Question: when is a racist attack not a racist attack?
Answer: when the BBC reports it.
On Saturday 16 February 2002 at 12:44 pm BBC Online reported breaking news that: “A white teenager severely beaten in an alleged racist attack in Oldham, has died from his injuries.”
Two hours later though someone had carefully edited the story. Instead of being described as “racist” the assault was simply characterised as a “street attack” and buried halfway down the page, beneath a story about England’s cricket defeat. Any mention of its racial overtones had been edited out, even the fact that the victim was white.
Despite the fact that the incident took place in Oldham, an area of simmering racial tension, the BBC seemed at pains to minimise its racial implications.
Now contrast this with the way the media tried to maximise the racial element in the killing of Stephan Lawrence. As we pointed out in the first issue Lawrence’s killing was not primarily racially motivated: it was a gang initiation rite whereby prospective members had to stab someone in order to prove themselves. They had indeed stabbed a white guy on the same street the previous month but he failed to press charges, being intimidated by his white attackers. This fact was largely glossed over in Macpherson’s report on Lawrence’s murder and totally ignored by the mainstream media, who went out of their way to emphasise its racial connotations.

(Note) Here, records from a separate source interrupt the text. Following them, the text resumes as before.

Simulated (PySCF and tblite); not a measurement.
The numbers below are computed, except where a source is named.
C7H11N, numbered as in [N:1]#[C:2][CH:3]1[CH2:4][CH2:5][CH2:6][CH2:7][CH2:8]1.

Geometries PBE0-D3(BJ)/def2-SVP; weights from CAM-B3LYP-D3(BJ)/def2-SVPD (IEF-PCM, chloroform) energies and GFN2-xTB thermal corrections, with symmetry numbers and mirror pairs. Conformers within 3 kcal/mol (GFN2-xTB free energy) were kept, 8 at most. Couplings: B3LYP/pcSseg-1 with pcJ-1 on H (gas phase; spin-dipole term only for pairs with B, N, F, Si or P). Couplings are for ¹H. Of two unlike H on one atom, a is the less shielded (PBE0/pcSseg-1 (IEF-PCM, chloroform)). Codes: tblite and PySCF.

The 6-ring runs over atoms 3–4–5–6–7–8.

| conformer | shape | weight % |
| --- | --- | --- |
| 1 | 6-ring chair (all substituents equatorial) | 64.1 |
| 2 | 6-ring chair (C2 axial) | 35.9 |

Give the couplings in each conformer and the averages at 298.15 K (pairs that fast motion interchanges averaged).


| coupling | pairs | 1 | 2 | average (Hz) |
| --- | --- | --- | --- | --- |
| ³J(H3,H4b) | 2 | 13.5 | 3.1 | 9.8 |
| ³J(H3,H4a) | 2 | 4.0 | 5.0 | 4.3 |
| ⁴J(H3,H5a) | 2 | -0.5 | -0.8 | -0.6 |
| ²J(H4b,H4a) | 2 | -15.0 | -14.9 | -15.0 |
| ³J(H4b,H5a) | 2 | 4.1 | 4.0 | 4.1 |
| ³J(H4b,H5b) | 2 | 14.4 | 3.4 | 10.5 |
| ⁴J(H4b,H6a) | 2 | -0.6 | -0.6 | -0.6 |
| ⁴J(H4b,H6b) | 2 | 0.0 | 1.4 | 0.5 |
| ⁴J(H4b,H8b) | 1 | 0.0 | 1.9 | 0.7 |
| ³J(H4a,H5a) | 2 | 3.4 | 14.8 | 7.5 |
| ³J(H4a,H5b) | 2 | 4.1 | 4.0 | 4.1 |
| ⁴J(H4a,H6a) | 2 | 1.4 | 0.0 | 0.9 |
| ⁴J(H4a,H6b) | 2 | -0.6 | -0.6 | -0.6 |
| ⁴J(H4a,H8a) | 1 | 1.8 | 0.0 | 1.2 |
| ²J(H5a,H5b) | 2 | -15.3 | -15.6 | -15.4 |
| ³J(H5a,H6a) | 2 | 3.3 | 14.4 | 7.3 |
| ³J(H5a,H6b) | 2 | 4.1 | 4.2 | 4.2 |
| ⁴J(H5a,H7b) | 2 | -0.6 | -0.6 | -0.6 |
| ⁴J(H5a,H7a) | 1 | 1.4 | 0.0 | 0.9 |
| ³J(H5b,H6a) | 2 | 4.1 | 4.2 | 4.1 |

All of which reminds this writer of the comments of a young cousin visiting from Zimbabwe. Like this writer of mixed race, she returned one night from nightclubbing in a state of shock: “Why were white English women throwing themselves at black men”, she asked?
“Because”, answered her Asian fiancée, they had been “conditioned to behave that way.”
In other words: outsiders can see it, but Britons are blind to how brainwashed they’ve become regarding race.